Mr. Horn. I think you are right on that.
Let me close with a couple questions to both the IRS and
DOD. What should Congress do, if anything, to encourage more
widespread application of quality principles throughout the
Federal Government? Mr. Carroll, do you have any thoughts on
that?
Mr. Carroll. I hesitate to give you any advice, other than
I think that hearings like this, keeping these kinds of things
on the table, is an important issue. Because, as I mentioned
earlier, agencies, particularly agencies like Internal Revenue,
have the possibility of being insular in their view about what
is going on; and the more that we can get advice and guidance
and other views presented to us, I think that what we are
finding is that is of value to us.
Mr. Horn. OK. Any suggestions from the military panel on
what Congress might do, if anything, to get this further spread
throughout the executive branch?
Mr. Cooke. I can hardly improve on Mr. Carroll's answer.
Mr. Horn. Anybody else have a comment on this? Don't let
Mr. Cooke shut off all the discussion.
Mr. Kauvar. Let me try one suggestion for you, sir. The
Congress took a great step forward with the Government
Performance and Results Act; and although the implementation of
GPRA has been different among the different agencies in
Government, I think that moves the whole process in the right
direction. The more support we can get for GPRA, I think you
will find the more support you will have for quality management
as well.
Mr. Horn. I think you are right on that. There is a close
interrelationship here.
One last thing. You have heard from every panel today and I
heard from dozens of panels before today, before I came to
Congress and while I have been here, that one of the great
problems any person that wants to accomplish something in this
area faces is the so-called culture of a particular
institution. And, I guess, how would you encourage workers to
embrace change? Do any of you have ready experiences where you
felt some reluctance in the start and what did you do now since
you are the operators over here in uniform.

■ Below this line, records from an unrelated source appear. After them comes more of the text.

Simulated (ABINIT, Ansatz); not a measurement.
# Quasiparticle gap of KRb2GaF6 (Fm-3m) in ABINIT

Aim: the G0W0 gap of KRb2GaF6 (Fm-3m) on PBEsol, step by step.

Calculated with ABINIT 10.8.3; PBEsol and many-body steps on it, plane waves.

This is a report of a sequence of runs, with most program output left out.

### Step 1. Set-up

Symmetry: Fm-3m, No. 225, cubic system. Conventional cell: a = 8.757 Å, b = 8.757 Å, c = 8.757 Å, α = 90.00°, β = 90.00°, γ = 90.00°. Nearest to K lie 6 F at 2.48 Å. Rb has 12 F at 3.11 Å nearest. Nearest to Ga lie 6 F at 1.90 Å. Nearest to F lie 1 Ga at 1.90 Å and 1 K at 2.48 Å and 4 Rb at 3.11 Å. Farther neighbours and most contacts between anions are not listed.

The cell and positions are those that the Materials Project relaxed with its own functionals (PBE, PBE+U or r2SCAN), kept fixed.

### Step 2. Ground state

Tell me what happened. What is the key? What would you
advise, if you had 5 minutes to talk to your successor--after
going through doing the job in a particular command, what would
you tell your successor that he ought to watch out for if he is
getting a new part of the operation that has been untouched by
total quality management?
Colonel Sawner, do you want to start that? It is like the
Supreme Court. We start with the newest justice.
Lieutenant Colonel Sawner. Yes, sir.
Sir, what I would say is the senior leadership, as I
mentioned, but, to elaborate, everyone has talked about some
kind of executive council--well, just having a council doesn't
make any difference. The council must do something. They must
charter teams. They must sanction the training. They must
support this within the organization.
Now what happens, in my experience, is what the teams
accomplish is much less important than the process which
becomes, in effect, an adult experiential learning process for
the council as well as for the members of the team. So if you
don't model that and put the process in action in your
organization, you are never going to embed it; and you will end
up doing quality, not improving what you do.
Mr. Horn. Captain Cantfil.
Captain Cantfil. I don't think you can really improve too
much upon the fact senior leadership is always the key. It is
not just words. It is your behavior. We have heard enough
examples of that.
Clearly, the only constant is change. My relief, when he
took over, they said, I found that quality management
principles and methodologies is the way I could manage change;
and I thought that was the best way to go. So if you embrace
those things through your actions and words, you will get the
job done right.
Mr. Horn. General Boddie.
General Boddie. I go along with the same thing, walk the
walk, but I think you really have to work hard in the
communications business. I have breakfasts with the boss,
breakfasts with the old man, open line TP call-in questions.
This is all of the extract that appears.